Pádraig Harrington goes from hero to zero after opening round 76 at Valspar Championship

Pádraig Harrington plunged from the penthouse to the basement in his very first competitive round since capturing the Honda Classic.

Pádraig Harrington goes from hero to zero after opening round 76 at Valspar Championship

Harrington was lying second last with a shock five over par 76 early on the opening day of the $US 5.9m Valspar Championship in Tampa Bay. He had returned to Florida’s Sunshine State buoyed by a play-off victory in capturing a second Honda Classic title that also ended a seven-year PGA Tour winning drought.

But 10 days on and Harrington is already staring at missing the cut on the Innisbrook Copperhead course. Harrington opened his round with a double bogey after finding rough well right of the fairway at the 10th from where he was forced to chip some 22 yards back out the fairway, and when he found the green in three, he three putted from 14 feet.

He then found himself three over par with a bogey at his second before the first of just three birdies in his round at the 14th at his fifth hole. However after taming ‘The Bear Trap’ in winning the Honda Classic the triple major winner was stung at the ‘Snake Pit’, the three closing holes of the Valspar course, in taking bogey at his eighth and ninth holes.

Harrrington managed to birdie his 10th but took a second double bogey of his round when he was in the rough and some 45-feet from the hole at the par three fourth or his 13th but then taking a further four shots to get up-and-down.

He posted a birdie at the next ahead of a bogey at his 16th.

Only fellow Open Champion, John Daly was lower on the leader board with the American shooting a 10-over par 81. And Daly’s been in hot water with the PGA Tour over slamming the Tour’s anti-doping procedures as a ‘joke’.

Daly is coming off a 10th place finish in last week’s Puerto Rico Open, and a first top-10 result in some three years.

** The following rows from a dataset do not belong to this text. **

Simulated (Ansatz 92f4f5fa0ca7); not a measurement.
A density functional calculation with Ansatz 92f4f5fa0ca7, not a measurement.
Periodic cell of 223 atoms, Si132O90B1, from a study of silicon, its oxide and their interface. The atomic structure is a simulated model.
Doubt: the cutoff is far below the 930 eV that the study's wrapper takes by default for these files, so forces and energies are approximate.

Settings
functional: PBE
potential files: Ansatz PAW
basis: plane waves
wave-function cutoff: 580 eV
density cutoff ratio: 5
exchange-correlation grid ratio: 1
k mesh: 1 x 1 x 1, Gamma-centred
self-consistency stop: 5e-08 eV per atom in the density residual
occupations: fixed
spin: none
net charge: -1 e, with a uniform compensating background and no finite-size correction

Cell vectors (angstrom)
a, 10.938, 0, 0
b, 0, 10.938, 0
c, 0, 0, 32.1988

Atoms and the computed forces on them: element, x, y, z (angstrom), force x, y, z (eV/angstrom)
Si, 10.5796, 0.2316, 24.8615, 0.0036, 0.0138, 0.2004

However golf’s ‘grip it and rip it’ star let rip at the Tour over a drugs-testing policy he says advises players before they are to be tested, and thus given them time to clean up their act.

“So it’s not random; it’s a big a joke,” said Daly speaking on a radio programme. “This whole drug testing is a joke.”

“I know when I’m getting drug tested,” he said. “That’s sad . . . And for you dopers and all that crap on the PGA Tour, you know you’re getting drug tested, you got it made! And I’m tired of it.”

And Daly had a message for PGA Tour Commissioner Tim Finchem and the Tour’s Chief of Operations Andy Pazder.

“Andy Pazder, if you listen to this show, you and Tim Finchem get off your ass and get it right,” said Daly.

Meanwhile Denmark’s Morten Orum Madsen shot a hole-in-one in a remarkable eagle-eagle finish to claim a share of the lead at the Tshwane Open in South Africa.

England’s David Horsey matched his seven-under-par 63 to join him at the top of the leaderboard after the first round at Pretoria Country Club.